It's also clear in the design of the Reapers that del Toro's ever present notebook played a part. Not only can you see echos of the Reapers in the del Toro created series The Strain, but the extending mouth and long phallic tongue plays into the archetypical horror of the flesh that has become a standard for his work. The costumes, and sets all look to be pulled straight from the del Toro hand book most easily seen in high vampire Damaskinos (Thomas Kretschmann) home, filled with viles, and cases of beautiful creations.
The themes of fascism that radiate through del Toro's work – Franco's Army (The Devil's Backbone, Pan's Labyrinth), Nazis (Hellboy, The Strain), McCarthyism (The Shape of Water) – is present to a lesser extent in the form of del Toro regular Ron Perlman as neo-Nazi vampire Reinhardt. Snipes contributed a scene in which Perlman antagonises Snipes by asking if he can blush, apparently based on his own experiences with neo-Nazis.
It's also clear that del Toro might not have had much control over his two leads, Snipes and Kris Kristofferson as the rugged Whistler, or their dynamic which is much harsher than the usual surrogate father themes del Toro involves. That being said, the supporting cast show del Toro's desire to have character actors populate his films rather than movie stars. Perlman, Karel Roden, Donnie Yen and even Red Dwarf alumni Danny John-Jules all round off the supporting cast showing a less movie star based production than one might expect from a big Marvel film.
For all the set up, and paper thin character arcs, it's in the final movement of the film that del Toro really manages to cut loose and show his mettle. The finale sees legions of Reapers attack Blade, Whistler and the vampires they've teamed with in the sewers. Not only does this provide ample protection from UV light as daylight begins to dawn but provides the dark dank subterranean setting that del Toro craves most. Sewers, caves and underground lab facilities are clearly where del Toro enjoys setting his films – Mimic is primarily set in the subway and sewer systems of the city where giant bugs lurk, Hellboy ventures into a sewage system and subway tunnels for a brawl with a hell beast, even the facility in The Shape of Water looks like it was converted from a sewage treatment plant.

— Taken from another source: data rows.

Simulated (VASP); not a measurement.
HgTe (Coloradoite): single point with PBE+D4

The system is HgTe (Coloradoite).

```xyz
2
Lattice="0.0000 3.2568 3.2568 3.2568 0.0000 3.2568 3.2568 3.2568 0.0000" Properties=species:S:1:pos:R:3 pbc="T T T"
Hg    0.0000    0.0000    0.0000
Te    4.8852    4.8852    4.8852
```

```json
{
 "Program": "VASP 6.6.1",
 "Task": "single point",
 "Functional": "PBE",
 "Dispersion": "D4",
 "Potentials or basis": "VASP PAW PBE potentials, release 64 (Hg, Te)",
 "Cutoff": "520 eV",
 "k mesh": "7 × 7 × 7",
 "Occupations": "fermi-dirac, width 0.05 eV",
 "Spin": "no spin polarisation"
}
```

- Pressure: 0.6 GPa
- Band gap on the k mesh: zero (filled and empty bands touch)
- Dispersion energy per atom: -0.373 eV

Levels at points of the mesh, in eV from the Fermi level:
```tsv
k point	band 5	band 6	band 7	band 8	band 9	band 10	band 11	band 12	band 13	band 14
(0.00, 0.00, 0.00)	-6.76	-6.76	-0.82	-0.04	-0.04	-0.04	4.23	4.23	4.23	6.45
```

Here del Toro is able to play into classic horror tropes, splitting his rag-tag group apart and picking them off one-by-one. The action in the finale feels a lot more ground that the previous action sequences which felt very derivative of The Matrix, here the claustrophobia and growing terror takes the lead over the franchises desire for pulse pounding euro-pop and leather-coat clad heroes doing backflips. The film's famous shot of Blade surrounded by Reapers, frantically trying to kill them shows del Toro's eye for an arresting image and his interest in the inside and outside of a person being in conflict.
Ultimately, Blade II is that most dreaded of things, a cash grab for a director being denied money for his passion projects. In his back catalogue Blade II might rank low on his good films list, but even as a director-for-hire gig del Toro manages to undercut the unrelenting tedium of Goyer's writing to create a film that might not have anything interesting to say, but looks beautiful and at the very least provided the world with a final piece of proof that Wesley Snipes used to be the undisputed king of cool. Del Toro for the Mahershala Ali reboot, anyone?